5.2 The Division Bench of this Court in Prahladbhai Haribhai Patel (supra) has held as under:-
“11. We have perused the documents which are placed on record and we have also considered the submissions canvassed by the learned advocates for the respective parties. It is not in dispute that the learned Single Judge has allowed all the captioned petitions after placing reliance upon the order dated 27.04.2022 rendered by the Division Bench of this Court in Letters Patent Appeal No.868 of 2021 in the case of State of Takhatsinh Udesinh Songara (supra), wherein the Division Bench of this Court has observed as under:
“5.2 The view taken by the Madras High Court in P.Ayyamperumal (supra) and by Delhi High Court in Gopal Singh (supra) and other High Courts as above, holding that the government servant is entitled to increment becoming payable on 1st July, even though he has retired on 30th June, is required to be accepted. This court is in concurrence with the view taken in the aforesaid decisions by the Madras High Court and the Delhi High Court and the reasons supplied therein. This court is unable to subscribe to the converse view taken by High Courts of Himachal Pradesh and Rajasthan.”.
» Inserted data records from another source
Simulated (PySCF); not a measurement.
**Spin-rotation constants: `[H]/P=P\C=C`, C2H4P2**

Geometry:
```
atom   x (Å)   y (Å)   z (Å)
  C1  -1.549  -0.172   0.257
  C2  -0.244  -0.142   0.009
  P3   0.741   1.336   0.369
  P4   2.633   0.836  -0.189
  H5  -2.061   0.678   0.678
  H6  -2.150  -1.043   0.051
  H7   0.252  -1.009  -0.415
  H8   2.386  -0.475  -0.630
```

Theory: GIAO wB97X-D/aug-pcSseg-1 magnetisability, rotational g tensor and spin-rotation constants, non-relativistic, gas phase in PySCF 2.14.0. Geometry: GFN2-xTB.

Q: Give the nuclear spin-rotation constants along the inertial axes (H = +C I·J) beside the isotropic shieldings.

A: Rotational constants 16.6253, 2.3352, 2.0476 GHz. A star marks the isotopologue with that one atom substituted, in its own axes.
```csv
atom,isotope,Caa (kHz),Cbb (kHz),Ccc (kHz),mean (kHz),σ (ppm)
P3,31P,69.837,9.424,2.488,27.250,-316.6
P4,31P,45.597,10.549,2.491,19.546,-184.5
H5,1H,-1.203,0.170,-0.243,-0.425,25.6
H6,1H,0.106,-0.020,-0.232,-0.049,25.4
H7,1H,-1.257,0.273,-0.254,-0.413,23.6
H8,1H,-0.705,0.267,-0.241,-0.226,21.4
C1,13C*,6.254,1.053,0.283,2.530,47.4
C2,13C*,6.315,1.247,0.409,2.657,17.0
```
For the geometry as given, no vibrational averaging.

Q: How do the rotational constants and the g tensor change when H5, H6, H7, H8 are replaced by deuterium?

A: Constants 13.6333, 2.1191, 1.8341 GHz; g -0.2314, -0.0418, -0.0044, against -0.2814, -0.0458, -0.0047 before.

6. In view of aforesaid decisions and the law laid down, the petitioners are held to be entitled to one increment due on 1.7.2014, 1.7.2012, 1.7.2019, 1.7.2019, 1.7.2022, 1.7.2013, 1.7.2019, 1.7.2018, 1.7.2015, 1.7.2013, 1.7.2019, 1.7.2017, 1.7.2022, 1.7.2013, 1.7.2022 respectively. The respondent authorities are directed to revise the pension and other retirement benefits of the petitioners accordingly. The revised pension, arrears and the retirement benefits shall be paid to the petitioners within a period of twelve weeks from the date of receipt of this order, failing which, the said amount shall carry interest at the rate of 6% per annum till the same is paid.
7. In view of the aforesaid observations, the Special Civil Application is allowed and disposed of accordingly. No order as to costs. Direct service is permitted.